Billboards warn Americans not to travel to ‘dirty’ Alberta

Billboards warn Americans not to travel to dirty Alberta

CALGARY – A San Francisco-based environmental group has launched a billboard campaign in several U.S. cities asking Americans to rethink their travel plans to Alberta because of the oilsands.

Corporate Ethics International has set up up the ads in Denver, Portland, Seattle and Minneapolis “revealing Alberta to be one of the world’s dirtiest destinations.” The campaign is targeting U.S. cities with the most Canadian travel.

The group was also behind an ad backing an Oscar for director James Cameron for his move Avatar. The ad linked the fictional planet in the movie to oilsands production in Alberta.

“There is another oil disaster going on in Alberta every day and as more Americans become aware of it we believe they’ll be less willing to support the province with their tourist dollars,” said Michael Marx, executive director of Corporate Ethics, in a statement.

Canadian representatives were dismayed with the ads as well as a video posted on Youtube that contrasted idyllic scenes of the Rockies with images of dead ducks in Syncrude Canada’s tailing ponds. The oilsands giant was recently found guilty of failing to take appropriate steps to prevent the deaths of more than 1,600 birds in a St. Albert courtroom.

Travis Davies, a spokesman with the Canadian Association of Petroleum Producers, the country’s largest industry lobby group, said the ads distort basic perceptions of the oilsands industry by claiming that an area twice the size of the United Kingdom is being strip mined when in fact mining is limited to an area smaller than most American cities.

Instead of staying away from the province, he suggested Americans should come to Alberta to see for themselves the steps the oilsands industry is taking to try to improve its image.

“These kinds of groups thrive on providing a small piece of the picture claiming it represents the whole when clearly it does not.”
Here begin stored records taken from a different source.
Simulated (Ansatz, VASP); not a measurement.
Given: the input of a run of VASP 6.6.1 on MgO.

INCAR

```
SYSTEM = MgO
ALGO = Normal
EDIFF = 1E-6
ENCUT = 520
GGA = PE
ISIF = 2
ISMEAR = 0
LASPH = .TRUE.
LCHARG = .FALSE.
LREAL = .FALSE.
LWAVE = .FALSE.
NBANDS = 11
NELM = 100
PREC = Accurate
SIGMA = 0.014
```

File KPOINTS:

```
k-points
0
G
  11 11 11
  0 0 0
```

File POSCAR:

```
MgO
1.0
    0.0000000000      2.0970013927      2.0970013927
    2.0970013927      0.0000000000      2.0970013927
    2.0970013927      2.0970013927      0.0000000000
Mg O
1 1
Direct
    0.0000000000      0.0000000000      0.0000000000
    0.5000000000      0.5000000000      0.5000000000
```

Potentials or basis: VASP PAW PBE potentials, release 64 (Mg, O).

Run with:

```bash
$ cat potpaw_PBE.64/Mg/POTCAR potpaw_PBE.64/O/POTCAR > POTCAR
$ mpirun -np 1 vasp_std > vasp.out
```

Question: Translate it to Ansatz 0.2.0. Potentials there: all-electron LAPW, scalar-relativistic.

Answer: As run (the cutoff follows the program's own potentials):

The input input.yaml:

The salvo was the latest in a series of volleys that saw Alberta Premier Ed Stelmach take out ads in the Washington Post defending the oilsands industry against charges that it produces “dirty oil.”

In an email, Corporate Ethics’ Marx said the ad campaign was sparked by Stelmach’s and other government lobbying efforts in the U.S. against low carbon fuel standards and vowed to take their message to Europe.

“The next wave of the ad campaign will be launched in two weeks across the UK,” he said.